The Importance Of Making Big Data Accessible To Non-Data Scientists
Close behind “Big Data” as one of the most utilized enterprise technology terms today is “Data Scientist.” Many postulate that the explosion in Big Data will usher in an insatiable demand for data scientists able to slice and dice data to guide more informed decision making within the organization. Others go a step further, bemoaning that a chronic data scientist shortage will hold back the full potential of Big Data.
Concern is unsurprising. For years, the BI and data analytics conversation was framed around how to aggregate massive volumes of data and then unleash the data scientists to find the value. Today, despite the information deluge, enterprise decision makers are often unable to access the data in a useful way. The tools are designed for those who speak the language of algorithms and statistical analysis. It’s simply too hard for the everyday user to “ask” the data any questions – from the routine to the insightful. The end result? The speed of big data moves at a slower pace … and the power is locked in the hands of the few.

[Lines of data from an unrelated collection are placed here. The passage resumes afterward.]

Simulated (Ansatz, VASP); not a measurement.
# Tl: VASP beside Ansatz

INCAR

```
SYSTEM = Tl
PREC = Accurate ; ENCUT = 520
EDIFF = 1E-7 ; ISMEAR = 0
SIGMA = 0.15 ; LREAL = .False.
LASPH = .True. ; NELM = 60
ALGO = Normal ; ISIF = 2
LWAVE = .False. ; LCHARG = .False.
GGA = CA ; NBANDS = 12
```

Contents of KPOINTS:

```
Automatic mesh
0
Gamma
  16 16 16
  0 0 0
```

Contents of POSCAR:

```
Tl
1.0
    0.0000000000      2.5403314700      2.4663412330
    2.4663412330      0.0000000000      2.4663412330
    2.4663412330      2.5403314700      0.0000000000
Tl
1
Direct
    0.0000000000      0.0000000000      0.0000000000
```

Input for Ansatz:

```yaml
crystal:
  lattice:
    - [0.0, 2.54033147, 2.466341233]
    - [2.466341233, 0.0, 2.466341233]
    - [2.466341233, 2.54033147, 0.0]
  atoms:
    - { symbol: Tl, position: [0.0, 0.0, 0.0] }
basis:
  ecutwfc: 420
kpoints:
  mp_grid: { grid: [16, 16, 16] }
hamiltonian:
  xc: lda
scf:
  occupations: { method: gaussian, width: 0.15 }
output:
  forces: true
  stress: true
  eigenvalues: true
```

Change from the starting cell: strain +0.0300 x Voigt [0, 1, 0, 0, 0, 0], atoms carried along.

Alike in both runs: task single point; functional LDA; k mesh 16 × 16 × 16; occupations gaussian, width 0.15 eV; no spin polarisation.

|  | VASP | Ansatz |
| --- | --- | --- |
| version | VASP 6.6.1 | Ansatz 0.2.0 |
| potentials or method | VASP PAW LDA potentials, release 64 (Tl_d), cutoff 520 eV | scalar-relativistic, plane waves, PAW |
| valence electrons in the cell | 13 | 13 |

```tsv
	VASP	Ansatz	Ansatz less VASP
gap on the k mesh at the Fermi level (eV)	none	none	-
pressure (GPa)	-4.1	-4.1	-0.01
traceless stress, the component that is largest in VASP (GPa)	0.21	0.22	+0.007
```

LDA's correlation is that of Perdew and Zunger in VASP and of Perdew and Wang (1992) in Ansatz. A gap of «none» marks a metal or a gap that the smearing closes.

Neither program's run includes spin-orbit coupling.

Data scientists represent important cogs in Big Data’s future. But a strategy built around throwing more people at data challenges is a near-term fix that overlooks the need to consumerize the Big Data experience. What if any user in an organization could ask a question in natural language and the have their analytics tool look across data sets, answer the question in the most relevant and meaningful visualization, and deliver a social learning layer where the users continually train the tool to their needs? [...]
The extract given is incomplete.